If you ask for R (the rotation matrix) or A (the affine transformation matrix), it is computed directly from the rotation and translation parameters.

r_tform.R

ans = 2×2
    0.7071   -0.7071
    0.7071    0.7071

r_tform.A

ans = 3×3
    0.7071   -0.7071    0.2000
    0.7071    0.7071    0.3000
         0         0    1.0000

You can change these matrices directly, but only if the result would be a valid rigid transformation. The following assignment, which only changes the horizontal translation offset, is permitted because the result is still a rigid transformation:

r_tform.A(1,3) = 0.25

r_tform = 
  rigidtform2d with properties:

    Dimensionality: 2
     RotationAngle: 45
       Translation: [0.2500 0.3000]
                 R: [2×2 double]
                 A: [3×3 double]

But if you try to change the upper-left $ 2 \times 2 $ submatrix so that it is not a rotation matrix, you'll get an error:

Transforming Points and Images

Transforming points and images works in the same way as with the old objects.

[x,y] = transformPointsForward(r_tform,2,3)

x = -0.4571
y = 3.8355

[u,v] = transformPointsInverse(r_tform,x,y)

u = 2
v = 3

The following code generates 100 pairs of random points, transforms them using r_tform from above, and then plots line segments from the original points to the transformed ones.

xy = rand(100,2) - 0.5;

uv = transformPointsForward(r_tform,xy);

clf

hold on

for k = 1:size(xy,1)

    plot([xy(k,1) uv(k,1)],[xy(k,2) uv(k,2)])

end

hold off

axis equal

And imwarp interprets the new transformation types using the same syntax as before.
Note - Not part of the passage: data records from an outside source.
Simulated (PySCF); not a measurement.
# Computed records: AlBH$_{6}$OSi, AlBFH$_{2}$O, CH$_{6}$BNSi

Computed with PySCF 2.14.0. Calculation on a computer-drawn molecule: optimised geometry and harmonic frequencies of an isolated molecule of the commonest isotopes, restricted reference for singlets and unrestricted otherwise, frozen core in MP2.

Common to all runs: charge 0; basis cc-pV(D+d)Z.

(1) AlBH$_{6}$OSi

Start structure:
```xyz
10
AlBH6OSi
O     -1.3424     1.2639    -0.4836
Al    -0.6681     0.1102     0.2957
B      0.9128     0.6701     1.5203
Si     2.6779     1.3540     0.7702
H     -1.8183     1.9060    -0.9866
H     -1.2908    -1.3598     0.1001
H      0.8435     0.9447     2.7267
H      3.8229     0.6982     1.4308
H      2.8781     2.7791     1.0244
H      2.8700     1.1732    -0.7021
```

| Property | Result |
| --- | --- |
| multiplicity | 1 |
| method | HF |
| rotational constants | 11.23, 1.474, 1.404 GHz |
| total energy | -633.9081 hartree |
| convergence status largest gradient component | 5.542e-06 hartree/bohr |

A = imread("peppers.png");

B = imwarp(A,r_tform);

imshow(B)

Related Toolboxes

These geometric transformation objects are widely used in several MathWorks toolboxes. There are currently 20 or so different documentation examples that use rigidtform3d. The examples are from these products:

Image Processing Toolbox
Computer Vision Toolbox
Automated Driving Toolbox
Lidar Toolbox

Here's a sampling:

Monocular Visual Simultaneous Localization and Mapping (vSLAM)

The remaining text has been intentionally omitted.